When astronauts lift off tomorrow aboard Artemis II for a loop around the Moon, they’ll be riding on the backs of miners — whether they know it or not. Every component of that spacecraft, from its propulsion systems to its life-support electronics, depends on a chain of metals pulled from the earth, metals that nations are now scrambling over with an urgency that should feel very familiar to anyone watching what’s happening in the Canadian Shield.

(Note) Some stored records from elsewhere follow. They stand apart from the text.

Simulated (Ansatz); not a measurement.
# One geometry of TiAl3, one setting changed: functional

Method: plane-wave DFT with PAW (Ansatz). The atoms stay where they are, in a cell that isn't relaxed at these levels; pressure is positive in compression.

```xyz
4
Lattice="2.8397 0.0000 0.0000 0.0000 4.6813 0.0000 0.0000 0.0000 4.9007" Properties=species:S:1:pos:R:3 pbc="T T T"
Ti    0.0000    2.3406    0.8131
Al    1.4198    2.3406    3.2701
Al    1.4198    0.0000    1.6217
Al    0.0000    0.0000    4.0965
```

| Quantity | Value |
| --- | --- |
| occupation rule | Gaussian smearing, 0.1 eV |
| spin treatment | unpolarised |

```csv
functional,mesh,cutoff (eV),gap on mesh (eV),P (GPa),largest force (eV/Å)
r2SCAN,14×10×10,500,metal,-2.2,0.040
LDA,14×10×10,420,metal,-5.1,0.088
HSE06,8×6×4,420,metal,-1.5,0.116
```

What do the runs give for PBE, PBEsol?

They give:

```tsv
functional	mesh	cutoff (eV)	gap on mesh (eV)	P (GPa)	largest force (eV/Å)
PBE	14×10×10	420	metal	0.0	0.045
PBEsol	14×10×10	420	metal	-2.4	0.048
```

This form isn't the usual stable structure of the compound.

The geopolitical race for the metals behind modern spaceflight — nickel, cobalt, copper, lithium, and rare earths among them — is exactly the same race playing out in the boardrooms, band councils, and bush camps of Northern Ontario. The Ring of Fire sits on one of the most significant concentrations of critical minerals in the world. That’s not coincidence, and it’s not abstraction. It’s leverage — if the North can get the infrastructure, the partnerships, and the political will aligned before other jurisdictions lock up supply chains for a generation. The Artemis mission is a flare shot into the sky, illuminating just how high the stakes have become.

For communities from Timmins to Thunder Bay, from the shores of James Bay to the Sudbury Basin, the global metals scramble isn’t a story about space. It’s a story about who controls what comes out of the ground here, and who benefits. The moon isn’t landing in Northern Ontario — but the economic gravity of this moment very well could.